Citigroup cut Chief Executive Michael Corbat’s pay by about 10% in 2014, a year in which the bank’s profit nearly halved due to higher legal costs and a slump in bond trading.
Separately, the bank said its consumer banking head, Manuel Medina-Mora, would retire in June.
The announcement comes at a time when Citi (C) is pulling out of consumer banking in a number of countries, including Japan and Egypt, as it looks to cut persistently high costs.
Citi, like other big banks, has been cutting costs to boost profit as low interest rates and new regulations crimp revenue growth. But these efforts have been overshadowed by multibillion-dollar fines and higher costs for technology and compliance.
Corbat earned an estimated $13.1 million in 2014, including deferred shares worth about $3.49 million based on the stock’s Thursday close. He earned $14.5 million in 2013.
Deferred stock makes up 30% of Corbat’s bonus pay under Citi’s compensation plan, which was overhauled two years ago amid shareholder pressure.
Bank of America (BAC) cut Chairman and Chief Executive Brian Moynihan’s pay by 7 percent in 2014, a source familiar with the matter told Reuters.
In contrast to Moynihan and Corbat’s smaller pay packages, JPMorgan (JPM) Chief Executive Jamie Dimon earned $20 million in 2014, unchanged from a year earlier. His pay package included a first cash bonus in three years.

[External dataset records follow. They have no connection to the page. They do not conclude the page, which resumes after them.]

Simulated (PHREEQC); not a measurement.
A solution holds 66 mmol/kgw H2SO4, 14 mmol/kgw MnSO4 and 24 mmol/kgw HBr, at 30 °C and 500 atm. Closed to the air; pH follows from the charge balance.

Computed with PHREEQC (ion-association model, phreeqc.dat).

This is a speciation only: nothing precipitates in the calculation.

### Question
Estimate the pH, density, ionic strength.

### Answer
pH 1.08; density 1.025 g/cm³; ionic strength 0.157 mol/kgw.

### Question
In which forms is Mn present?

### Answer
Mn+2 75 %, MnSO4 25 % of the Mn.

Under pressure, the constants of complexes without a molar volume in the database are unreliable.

Medina-Mora joined the Wall Street bank in 2001, when Citigroup bought Mexican lender Banamex. The unit has been beset by multiple problems in the last few years, including fraudulent loans and rogue trading.
Several board members had pushed Medina-Mora to leave, but Corbat and Chairman Michael O’Neill have been supportive of him, the Wall Street Journal reported in October.
His pay for 2013 was cut to $9.5 million from $11 million due to control issues faced at the U.S. unit of Banamex.